In 2016, while pursuing an MBA, I was presented with the opportunity to travel abroad. The idea was to expose students to different cultures and understand how you do business varies by location. We were presented with a variety of choices: South Africa, Costa Rica, Chile, Italy, and China. Each option had a particular emphasis---for example entrepreneurship in South Africa, tech in China, etc. Most importantly, aside from airfare, each option was also *drumroll* free.
After weighing my options (figuring out where my wife didn't want to go for a future vacation), I decided on China. The trip would include stops in Hong Kong, Macau, and within China proper---Guangzhou, Beijing, and Shanghai.

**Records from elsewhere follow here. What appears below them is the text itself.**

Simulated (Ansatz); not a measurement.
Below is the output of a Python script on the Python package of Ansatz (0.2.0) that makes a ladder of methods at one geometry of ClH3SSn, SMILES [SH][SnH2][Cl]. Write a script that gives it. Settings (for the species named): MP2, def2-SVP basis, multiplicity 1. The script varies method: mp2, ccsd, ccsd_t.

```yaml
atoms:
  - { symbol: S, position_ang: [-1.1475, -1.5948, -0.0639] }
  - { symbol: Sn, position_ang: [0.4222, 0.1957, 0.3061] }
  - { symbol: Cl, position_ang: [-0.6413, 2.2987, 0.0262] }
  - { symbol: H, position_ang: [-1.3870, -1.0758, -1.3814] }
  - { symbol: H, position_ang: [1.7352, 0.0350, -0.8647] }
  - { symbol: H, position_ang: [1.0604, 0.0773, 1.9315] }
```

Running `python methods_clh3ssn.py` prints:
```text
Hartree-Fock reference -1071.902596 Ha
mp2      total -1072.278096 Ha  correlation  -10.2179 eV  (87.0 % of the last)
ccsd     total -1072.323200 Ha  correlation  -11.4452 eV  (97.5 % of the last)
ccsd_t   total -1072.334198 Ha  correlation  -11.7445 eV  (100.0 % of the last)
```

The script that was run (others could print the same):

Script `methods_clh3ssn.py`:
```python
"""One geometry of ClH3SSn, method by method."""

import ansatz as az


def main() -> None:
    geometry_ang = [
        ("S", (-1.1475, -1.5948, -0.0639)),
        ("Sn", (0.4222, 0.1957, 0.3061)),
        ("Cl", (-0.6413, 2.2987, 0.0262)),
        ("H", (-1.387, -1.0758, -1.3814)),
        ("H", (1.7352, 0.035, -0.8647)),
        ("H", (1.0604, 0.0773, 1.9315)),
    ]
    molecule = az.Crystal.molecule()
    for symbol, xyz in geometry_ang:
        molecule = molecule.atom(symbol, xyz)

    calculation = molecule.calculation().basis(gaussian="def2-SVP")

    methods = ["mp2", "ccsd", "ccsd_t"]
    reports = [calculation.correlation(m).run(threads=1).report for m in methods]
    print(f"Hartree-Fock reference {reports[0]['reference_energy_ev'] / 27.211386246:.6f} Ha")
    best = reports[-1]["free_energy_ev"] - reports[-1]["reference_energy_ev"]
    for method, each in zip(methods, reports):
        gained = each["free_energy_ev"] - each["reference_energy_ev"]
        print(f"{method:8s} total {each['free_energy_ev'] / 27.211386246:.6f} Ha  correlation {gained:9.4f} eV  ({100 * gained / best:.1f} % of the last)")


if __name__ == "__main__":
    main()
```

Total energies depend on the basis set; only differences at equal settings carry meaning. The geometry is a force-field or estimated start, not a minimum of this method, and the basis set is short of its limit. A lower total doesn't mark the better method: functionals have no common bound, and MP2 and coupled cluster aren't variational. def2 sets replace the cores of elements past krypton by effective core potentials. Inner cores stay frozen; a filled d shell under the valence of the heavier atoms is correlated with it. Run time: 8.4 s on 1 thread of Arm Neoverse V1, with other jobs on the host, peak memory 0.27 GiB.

A few buddies from the program also elected the China trip. We decided to take advantage of what little free summer we had and head over a few days early to explore Hong Kong. I was stoked and immediately started planning. Within a week I had an excel sheet with activities built out to the half hour. We booked our hotel, purchased our plane tickets, and raided the local TJ MAXX for matching Hawaiian shirts.
Before we knew it, we had wrapped up Year 1 of the MBA program and were heading to Houston to catch our flight to Hong Kong. I attempted to get some rest on EVA Air's Hello Kitty plane but my mind was running wild with anticipation.
19ish hours and one quick stop in Taipei later, we had arrived. We grabbed our bags and somehow hailed a taxi. I don't know the weight or passenger limit of these vehicles but I'm certain we broke both. We were all pretty tired, the humidity was outrageous, and the only thing we had to cool us down was a tiny desk fan the driver had positioned on the corner of his dashboard. It had the strength and cooling factor of a toddler blowing out birthday candles.
Nauseous, hungry, and itching to use our selfie stick, we finally made it to Kowloon. We checked in to what may have been the cheapest hotel in all of Kowloon, dropped off our bags, and hit the streets.
Over the next few days, we explored a fraction of what Hong Kong had to offer.
There was an epic trek to Victoria Peak. As the sun disappeared, electrical lights on an endless sea of skyscrapers appeared.
Another day, as rain attempted to foil our visit to Tian Tan Buddha (AKA Big Buddha), we hopped on a bus and winded our way up to Ngong Ping. A thick fog covered the mountain. Visitors were few and far between. We climbed the 268 steps up to the Buddha and dined on some interesting vegetarian options at Po Lin Monastery.
By way of Uber and a transfer to a local cabbie, we ventured to the outer territories to Sai Wan Pavilion. We began our hike in search of Sheung Luk Stream. After miles of beautiful beaches and trails, we arrived at a picturesque waterfall. We had it all to ourselves initially but with time, others arrived--- including a Buddhist monk who free climbed the face of the waterfall.
But the reality is we didn't even need to leave the city in our search for adventure. At every corner there was something new, something impressively different than anything we had seen before.
You could see a new world on a single street. Each vendor, each passerby a new story. Every sight and smell, a new universe.
In Hong Kong, adventure is infinite.